If you’re a car enthusiast, you might have heard a phrase somewhere, from the internet, or just people in general which is basically saying that if you want more power, you’re going to need more displacement. Displacement of the engine is, in simple terms how much air the pistons move. It’s the number which you see in front of the engine type on cars. Common numbers are 1.6L, 2.4L, 3.6L, etc. Now the next question that might pop up will be, why am I talking about this in an audio enthusiast website? Well, this is where I’ll be going to talk about similarities.
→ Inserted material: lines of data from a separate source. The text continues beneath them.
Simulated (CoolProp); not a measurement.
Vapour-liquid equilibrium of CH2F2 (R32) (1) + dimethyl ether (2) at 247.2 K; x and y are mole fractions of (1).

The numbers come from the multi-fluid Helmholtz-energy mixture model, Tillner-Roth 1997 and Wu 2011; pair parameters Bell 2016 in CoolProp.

In general, bigger, may not be better, but it does bring about certain options in terms of the sound spectrum. If you’ve read some of my previous posts, you may have come across the mention of “fake” bass. To “fake” bass is to replicate the lower frequencies which might not be possible because of the speaker by design, and bring it to the upper frequencies, which it can replicate. Typically they are brought up to about 100hz. I just don’t like it because it’s not real bass, which can overlap with other sound in that frequency area and make speakers sound muddy.
Like the title says, there is no replacement for displacement. There is a reason why we have speakers dedicated for the lower end of the sound spectrum, which we know as subwoofers. I’m not talking about those small subwoofers that come with those soundbars. I’m talking about those big ones in serious systems, and a good example is my very own Velodyne CT-100, which you can also read about here. The reason why they’re big and cubic is to replicate the lower spectrum of sound, which is typically 120Hz or lower. They are the ones that generate the true “ompf” in a system. To explain why they need to be big, if you see their woofers, they come in typically sizes of 8″ or more. Your other speakers don’t need that big a woofer, but these sizes are a necessity, and especially anything larger than 10″ for deeper, intense feels, sound in movie scenes. Why? Science behind it is, if you know how the speaker works, it moves more volume of air for the thump that you can feel. It’s like moving paper through air. It’s harder to move the paper if you’re moving it through flat side that you write on versus the thin sides that can cut you. It takes more energy to move more air at a faster rate, and that’s why you need to dedicate that to a specific speaker to generate the full sound.
Well then, what about tower speakers? There are some that will generate a close to “full” spectrum, which I consider to be near or from 20Hz to 20kHz. But if you go by the stat sheets, some only goes to around 35, and can’t get the last 15 or so because it doesn’t have the woofers for that purpose. But in general not many sounds go down past around 60. But that doesn’t take into consideration the drop in volume because it will start to struggle by that frequency. That’s why in the specs you can sees something like ±3db attached the that back. Anything that says ±6db is basically not a frequency you can hear anymore, and even then 3db difference is something you probably barely hear, but is not at the listening level compared to the rest of the sound spectrum.
In music, you can get away with maybe models with a sub included in their enclosure design, such as those from NHT’s line, especially the older models such as the 3.3 or Evolution T series. However, even tower speakers need the help of Subwoofer for the full experience. They can go lower because of the bigger woofers and with the help of the enclosure, but having just towers without a sub in some form, will not deliver the best listening experience, especially in movies. So, to end it off, like the title says, if you want a seriously good sound system that will deliver the “full” package, there is indeed, no replacement for displacement.